So it makes sense that France would act to prevent the entire country of Mali from falling to the Islamic rebels. France and the Western imperialists more broadly have a key interest in opposing Islamic militant groups that challenge their hegemony. On the other hand, as we have seen in both Syria and Libya, and previously in Afghanistan, imperialism has no problem in allying with such groups to overthrow regimes considered to be unreliable or that are attempting to follow an independent course.
The United States has also been training Malian troops to fight in the “war on terror” and has done the same in many West African nations. These nations, grouped in ECOWAS, also opposed the Islamic militants in Mali, fearing what destabilization in the region could mean for their own economic and political prospects.

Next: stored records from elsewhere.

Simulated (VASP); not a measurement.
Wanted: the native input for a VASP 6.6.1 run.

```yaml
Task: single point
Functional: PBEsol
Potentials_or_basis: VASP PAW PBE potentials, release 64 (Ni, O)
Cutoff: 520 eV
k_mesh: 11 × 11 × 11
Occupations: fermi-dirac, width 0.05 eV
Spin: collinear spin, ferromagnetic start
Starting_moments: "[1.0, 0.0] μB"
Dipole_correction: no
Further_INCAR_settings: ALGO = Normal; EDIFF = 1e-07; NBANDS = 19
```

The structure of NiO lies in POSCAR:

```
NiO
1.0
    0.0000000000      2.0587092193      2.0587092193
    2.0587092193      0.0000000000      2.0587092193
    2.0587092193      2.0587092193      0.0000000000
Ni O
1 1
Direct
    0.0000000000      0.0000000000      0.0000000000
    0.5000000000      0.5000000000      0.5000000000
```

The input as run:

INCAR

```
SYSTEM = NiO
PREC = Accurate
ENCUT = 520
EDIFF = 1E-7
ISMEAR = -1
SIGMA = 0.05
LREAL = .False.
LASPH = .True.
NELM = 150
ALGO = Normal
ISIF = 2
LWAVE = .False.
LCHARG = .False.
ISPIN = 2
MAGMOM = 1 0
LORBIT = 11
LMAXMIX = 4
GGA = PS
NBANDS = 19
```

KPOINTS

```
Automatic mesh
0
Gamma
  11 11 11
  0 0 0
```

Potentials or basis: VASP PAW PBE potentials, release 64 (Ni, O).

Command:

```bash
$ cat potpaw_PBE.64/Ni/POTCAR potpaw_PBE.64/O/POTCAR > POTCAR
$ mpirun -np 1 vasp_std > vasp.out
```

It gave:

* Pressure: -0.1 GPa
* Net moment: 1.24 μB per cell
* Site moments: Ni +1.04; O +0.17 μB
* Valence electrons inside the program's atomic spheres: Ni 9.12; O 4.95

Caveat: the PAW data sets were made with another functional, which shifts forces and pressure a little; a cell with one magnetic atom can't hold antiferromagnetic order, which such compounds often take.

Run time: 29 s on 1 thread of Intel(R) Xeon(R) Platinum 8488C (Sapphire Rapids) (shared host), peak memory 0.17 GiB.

The intervention by French troops and the bombing of Malian cities by French warplanes marks a major escalation in the conflict. The strength of the Islamic rebels, who have attracted some support from disaffected peoples in the North, means heavier fighting can be expected. France and the Western imperialists are obviously concerned that anti-Western, non-cooperative forces could seize Mali and use it as a base to extend their influence across the region. Thus their goal is to defeat the Islamic rebels using whatever forces necessary.
While France and the United States are urging ECOWAS to intervene militarily in Mali, France in deed and the U.S. in word have shown their willingness to act unilaterally. It has even been reported that France is trying to recruit the MNLA to act as an imperialist proxy, which could lead to more divide-and-conquer policies in the North, as opposed to genuine processes of liberation and reconciliation.
From the standpoint of progressives and revolutionaries in the United States, it is paramount that imperialist intervention be opposed resolutely. With regime change in Libya and the destabilization of Mali, the recent announcement of U.S. military missions in up to 35 African nations make it clear that imperialism is using the conflicts in Africa to deepen the bonds of neocolonialism on that continent. This promises not to resolve but simply to transform and exacerbate some of Africa’s thorniest issues, resulting in greater suffering for her people.